Ph.D. Proposal
Waheed Bello
(Advisor: Prof. Kai James)
"Application Of Topology Optimization Methods To The Optimal Design Of High-Performance Heat Exchangers"
Friday, October 11th
10:00 a.m.
Montgomery-Knight Building, Room 317
Abstract
Heat exchangers are essential in aerospace applications, where effective thermal management is required for the reliability and performance of aircraft and spacecraft systems. These devices are required to be compact and lightweight while also operating under extreme environmental conditions. Topology optimization, which has successfully been applied to the design of efficient light weight structures, offers the potential to create heat exchangers with unconventional configurations that enhance overall system performance.
This research explores the application of topology optimization in designing high-performance heat exchangers. The proposed methodology is divided into three key stages. The first stage focuses the optimization of heat exchanger pipe configurations by integrating convolutional neural networks (CNN) and topology optimization, exploring how variations in inlet location and pipe sizes could enhance thermal efficiency. The second stage advances to a full-form design of a dual-flow 3D heat exchanger with arbitrary inlet conditions. This stage examines the additional efficiency gains through a combination of organic flow paths and flexible inlet configuration. The final stage extends the methodology to include turbulence modeling and additive manufacturing considerations, assessing the impact of fins on the heat exchanger performance.

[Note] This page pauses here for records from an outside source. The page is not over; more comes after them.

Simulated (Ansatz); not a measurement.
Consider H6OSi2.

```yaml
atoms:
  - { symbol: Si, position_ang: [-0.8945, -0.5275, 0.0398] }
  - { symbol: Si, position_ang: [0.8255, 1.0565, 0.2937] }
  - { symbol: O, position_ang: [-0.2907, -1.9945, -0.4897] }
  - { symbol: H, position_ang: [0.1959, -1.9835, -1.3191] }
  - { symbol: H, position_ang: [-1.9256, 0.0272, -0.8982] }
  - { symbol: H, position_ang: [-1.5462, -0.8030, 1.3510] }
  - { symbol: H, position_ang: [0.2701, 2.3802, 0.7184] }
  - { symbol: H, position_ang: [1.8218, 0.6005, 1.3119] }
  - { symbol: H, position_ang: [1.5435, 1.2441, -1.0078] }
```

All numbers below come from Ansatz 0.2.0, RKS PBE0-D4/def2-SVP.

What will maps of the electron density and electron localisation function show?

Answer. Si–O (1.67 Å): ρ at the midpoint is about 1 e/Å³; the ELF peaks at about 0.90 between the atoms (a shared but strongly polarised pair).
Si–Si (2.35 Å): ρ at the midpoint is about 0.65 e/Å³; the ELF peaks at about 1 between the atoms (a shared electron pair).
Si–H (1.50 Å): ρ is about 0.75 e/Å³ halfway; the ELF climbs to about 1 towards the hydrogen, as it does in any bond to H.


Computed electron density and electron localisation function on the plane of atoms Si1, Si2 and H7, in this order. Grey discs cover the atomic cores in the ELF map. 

The methodology utilizes both finite element and finite volume methods for the multiphysics analysis of the system, applying discrete and continuous adjoint formulations for sensitivity analysis respectively. The design objective is to optimize the thermal efficiency by maximizing the heat transfer rate under performance constraints, such as material stress distribution and power requirements. Successful completion of this research will facilitate the rapid design of high-performance heat exchangers across a wide range of applications.,
Committee
- Prof. Kai James – Department of Aerospace Engineering (advisor)
- Prof. Graeme Kennedy – Department of Aerospace Engineering
- Prof. Claudio Di Leo – Department of Aerospace Engineering